I tried each wire from the volume control pot, from left to right they are brown,green,and red wires. Radio is on and is loud and clear. First was the green, when clipped the radio went silent, connect to guitar and nothing, connect guitar to circuit board and heard both. When I tried the brown wire it worked but the volume control was not working and radio and guitar could be heard. When I clipped the red it went silent and guitar could be heard through pot when connected. Grounded onto metal plate holding control knobs, and central wire to red leading to volume control pot. When the cbg is connected to my big guitar amp I have to really crank up the volume to hear it. I think the piezo in there is the problem....Thanks smojo, great video, very clear instructions compared to others I looked at.

Comment by smojo on March 27, 2013 at 5:30am

Timothy - sounds like you either got something not quite right with your wiring or the radio was faulty to start with. Did you try it as a radio first and did it sound loud and clear? If it was OK then double check how you've got it wired. They can sound crap with piezo's and OK with mag pups which is down to impedance mismatch but it should sound better than you described.

Comment by Timothy Wayne Groves on March 26, 2013 at 11:23pm

Here is what the insides look like.

Comment by Timothy Wayne Groves on March 26, 2013 at 11:21pm

I just tried this with a radio I got from e-bay for .99 cents. This one is an old sears am-fm-afc. It is powered by 3 C-cell flashlight batteries.  Using smojo's video and info from these comments here I got it done. It sounds like s#!t. There's no overdrive at all. It sounds ok with my Yamaha electric plugged in, but I can barely hear my Cigar Box in it. I have to put my ear right up to the speaker, it's very weak.

Comment by smojo on February 27, 2013 at 3:55am

Once you've identified the correct lug, cut the wire that is already connected. Make a not of it then if you get it wrong you can solder it back.
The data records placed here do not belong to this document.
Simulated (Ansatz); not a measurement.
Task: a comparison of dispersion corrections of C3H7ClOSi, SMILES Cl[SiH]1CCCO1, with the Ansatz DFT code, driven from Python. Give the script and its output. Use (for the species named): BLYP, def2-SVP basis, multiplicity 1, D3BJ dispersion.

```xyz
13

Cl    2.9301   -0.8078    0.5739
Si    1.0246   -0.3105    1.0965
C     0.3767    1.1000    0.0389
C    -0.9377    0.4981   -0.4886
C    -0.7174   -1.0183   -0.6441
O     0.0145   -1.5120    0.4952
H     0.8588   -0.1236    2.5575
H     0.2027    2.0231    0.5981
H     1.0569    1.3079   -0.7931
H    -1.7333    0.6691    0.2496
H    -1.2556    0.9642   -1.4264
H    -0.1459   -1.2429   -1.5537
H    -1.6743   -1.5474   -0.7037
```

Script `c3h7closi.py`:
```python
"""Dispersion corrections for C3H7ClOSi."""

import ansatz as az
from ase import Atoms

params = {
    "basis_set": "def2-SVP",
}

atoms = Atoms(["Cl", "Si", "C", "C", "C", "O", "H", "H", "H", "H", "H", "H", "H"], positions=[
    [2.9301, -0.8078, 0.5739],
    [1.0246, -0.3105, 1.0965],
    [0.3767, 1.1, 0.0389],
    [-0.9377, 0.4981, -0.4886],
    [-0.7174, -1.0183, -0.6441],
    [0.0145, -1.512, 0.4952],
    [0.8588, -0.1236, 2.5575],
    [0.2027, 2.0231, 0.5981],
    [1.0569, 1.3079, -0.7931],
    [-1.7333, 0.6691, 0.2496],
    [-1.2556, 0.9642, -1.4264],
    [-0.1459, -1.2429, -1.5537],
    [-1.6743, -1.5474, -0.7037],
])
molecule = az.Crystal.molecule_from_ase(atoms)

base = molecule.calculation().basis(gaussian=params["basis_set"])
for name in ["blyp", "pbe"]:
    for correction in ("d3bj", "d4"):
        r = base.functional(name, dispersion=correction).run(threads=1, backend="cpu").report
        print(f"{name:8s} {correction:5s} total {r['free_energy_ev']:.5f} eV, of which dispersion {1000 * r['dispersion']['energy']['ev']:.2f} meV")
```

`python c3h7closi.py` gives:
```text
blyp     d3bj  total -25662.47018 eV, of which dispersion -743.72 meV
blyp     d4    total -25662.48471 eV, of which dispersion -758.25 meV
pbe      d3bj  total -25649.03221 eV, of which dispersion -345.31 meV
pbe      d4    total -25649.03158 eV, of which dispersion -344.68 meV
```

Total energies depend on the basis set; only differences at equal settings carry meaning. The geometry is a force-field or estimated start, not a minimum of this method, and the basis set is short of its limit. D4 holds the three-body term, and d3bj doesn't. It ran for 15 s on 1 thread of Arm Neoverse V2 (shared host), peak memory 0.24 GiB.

Comment by gregory on February 26, 2013 at 1:40pm
How do I know what to chop?
Comment by smojo on February 25, 2013 at 3:29am

Volume pot is the place. There's three lugs on it. One will go to ground so the ground on your jack socket needs to be wired to that. The "hot" or tip of your jack socket goes to one of the others, usually the centre. Connect to it then try a guitar plugged in and see if the volume pot still works properly. If the sound level doesn't change then move the wire to the other end lug and try again. You usually need to chop the feed that goes to that to stop the radio signal coming through.

Comment by gregory on February 24, 2013 at 12:03pm
I have an old airline that I can figure out where to hack into. The volume pot? The tone pot? Please help
Comment by KB on January 27, 2012 at 10:09am

I was trying to do this just a couple of days ago and couldn't figure out where to put the input. I guess I'll try again.

Comment by smojo on January 27, 2012 at 3:44am

Thanks guys, The guitar is an old Kay, I traded it with a converted cassette player amp and some cash. Yeah I like it too. BJ you only need a very simple signal/tone generator, just a simple flip flop oscialltor should do it. They can be made quite cheaply. I'll see if I can track down a diagram and post it.